Montreal Gazette

Economy, not identity, is where the votes are

People may not agree on what `woke' means, but they sure can agree what `job' means, Andrew Macdougall says.

- Andrew Macdougall is a London-based communicat­ions consultant and ex-director of communicat­ions to former prime minister Stephen Harper.

When Justin Trudeau and Pierre Poilievre look at Canada, what do they see?

One suspects the leaders of Canada's two serious political parties see different countries, despite looking at the same set of facts, figures and images. More than that, the two leaders see different levers to pull in order to achieve their political aims.

Trudeau still offers paeans to love and tolerance, even as he regularly stoops to demonizing the Conservati­ve supporters he once called his “neighbours.” Meanwhile, Poilievre spews regular fire and brimstone, even as he tries to show love to those Canadians cut off from economic opportunit­y.

But what if both men are, even if they don't realize it, searching for the same path to victory? And what if travelling on that path both solved some of Canada's thorniest problems while eliminatin­g some of its biggest tensions? Wouldn't that be a nice plot twist after years of rancour and frustratio­n?

Of what path do I speak? Why, it's the economy, stupid. Instead of focusing on religious or racial identity and the divisive culture wars these discussion­s so often spark, why not go retro and focus our politics back on economic class and the peace a revamped economy could produce if a government could successful­ly rewire it away from its current top heaviness, including the rampant asset inflation from 15 years of cheap money? Surely, removing unearned rents, monopolist­ic practices and housing NIMBYISM would do more to lessen the current malaise than arguing about who gets to have an opinion on what topic based on what they look like or how they pray.
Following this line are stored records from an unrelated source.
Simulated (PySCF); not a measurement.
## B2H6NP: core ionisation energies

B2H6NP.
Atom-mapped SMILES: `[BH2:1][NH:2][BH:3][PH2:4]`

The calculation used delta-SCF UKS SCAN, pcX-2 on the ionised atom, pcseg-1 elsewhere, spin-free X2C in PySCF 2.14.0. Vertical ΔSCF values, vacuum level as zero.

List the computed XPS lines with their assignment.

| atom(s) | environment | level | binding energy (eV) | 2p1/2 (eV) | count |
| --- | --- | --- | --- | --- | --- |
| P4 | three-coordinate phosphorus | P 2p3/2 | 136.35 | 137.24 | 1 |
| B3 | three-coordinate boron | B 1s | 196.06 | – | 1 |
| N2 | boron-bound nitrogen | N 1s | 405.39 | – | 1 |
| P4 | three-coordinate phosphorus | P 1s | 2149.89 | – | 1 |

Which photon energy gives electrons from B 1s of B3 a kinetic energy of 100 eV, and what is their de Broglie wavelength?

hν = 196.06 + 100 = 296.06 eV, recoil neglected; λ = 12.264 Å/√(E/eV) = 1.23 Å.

It works electorall­y, too. The Conservati­ves need votes in and around Canada's major cities. As Andrew Scheer and Erin O'toole have both proven, racking up votes in places like Alberta might win you the popular vote, but that isn't a useful metric.

It's about seats, and cities are where the seats are. As for the Liberals, they need to keep the NDP'S hands away from urban seats while holding on to the metro cores and suburbs they already have in places like Vancouver, Montreal and Toronto. Absurdly expensive cities, affordable only to the dual-income families of the services lords of the modern metro economy, are antithetic­al to both Conservati­ve and Liberal aims. Or at least they should be.

Focusing on economic class would make the definition­s in our political debates mathematic­al, in that they would emphasize harder-to-misinterpr­et figures, and not subjective feelings or vague terms like “lived experience.” People might not agree on what “woke” means, but they sure can agree on what “job” means and what their take-home pay is.

Making politics mathematic­al and economic would also concentrat­e minds as to where the money now goes in an advanced western knowledge economy. Just who is benefiting from the current economic settlement and what might be done about adjusting it? And while the “working class versus the plutocrats” is hardly a new political frame, it feels like a missing one (where you at, NDP?) in an era where much of our political debate is framed by the very same informatio­n plutocrats whose interest is in the engagement and clicks the culture wars bring.

Getting away from identity would also take some of the heat out of the debate around immigratio­n. This is good, now that Trudeau is planning on ramping up Canada's annual arrivals to 500,000 per year, most of whom will want to live in said absurdly expensive cities. Yes, people want to come to Canada in search of a better life, but that better life doesn't involve slaving away in the gig economy servicing the people who can actually afford to live in our cities. A modern economy needs to work for the people who work at Amazon, not just those who order from it, no matter what colour or creed they are.

Let's hope Poilievre and Trudeau see things the same way.